The smell of sizzling ground beef, sweet pineapple, and spices filled the Living and Learning Center as Montana Technological University students raced the clock in this year’s Copper Chef cooking competition.

With just 10 minutes to plan and one hour to cook, student teams were challenged to transform a surprise set of ingredients into a winning dish. This year’s required items—ground beef and canned pineapple — pushed competitors to think creatively, blending sweet and savory flavors in unexpected ways.

Other available ingredients included Hawaiian buns, flour, butter, eggs, taco shells, seasonings, potatoes, rice pouches, lettuce, onions peppers, canned beans, shredded cheese and tomato sauce.

“We do this every year and I think it’s so fun,” Residence Life Programming Assistant Quinn Cox said. “Students compete with cooking tools that are available in the dorm kitchens. This is a dorm cooking competition so they have limited ingredients you might find in a dorm.”

Dishes ranged from taco-inspired wraps to Hawaiian bun sliders with egg, plated for judges who scored entries on taste, presentation, and use of required ingredients.

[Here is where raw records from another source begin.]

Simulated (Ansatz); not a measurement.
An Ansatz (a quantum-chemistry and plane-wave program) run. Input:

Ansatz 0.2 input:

The winning team, Seager Nentwig, a senior in mechanical engineering from Billings, and Emma Harrison, a senior in environmental engineering from Grand Junction, Colorado, leaned into originality with their Hawaiian-inspired pierogis. The dish featured ground beef and pineapple filling wrapped in dough and paired with a complementary pineapple dipping sauce.

Judges praised the balance of flavors, noting how the sweetness of the pineapple worked with the savory elements of the dish to create something unexpected and cohesive.

For Nentwig and Harrison, the competition is about more than just cooking. It’s about community.

“We helped put it on the first couple of years, and then we started participating,” Nentwig said. “It’s just a lot of fun.”
Their advice to other students is simple: get involved.

“If you’re interested in doing something, just do it,” Nentwig said. “I hadn’t really cooked for myself much before coming to college. Everything I’ve learned, I’ve picked up here.”
Harrison said success in the competition often comes down to creativity and taking a different approach.
“Most people go with their first idea,” she said. “We try to think outside the box.”
That willingness to experiment paid off. The pair had never made pierogis before the competition, but relied on instinct and collaboration to bring the dish together.
Beyond the competition itself, events like Copper Chef highlight the kind of hands-on, community-driven experiences that define student life at Montana Tech. What starts as a friendly contest often turns into something more.
“It turned into us inviting a bunch of people to cook together outside of the event,” Harrison said. “We’d get a group together, share ingredients, and just spend time making food.”
Every dorm at Montana Tech has a kitchen, giving students space to cook and connect. From meals to ideas, Copper Chef is less about winning and more about bringing students together, one creative dish at a time.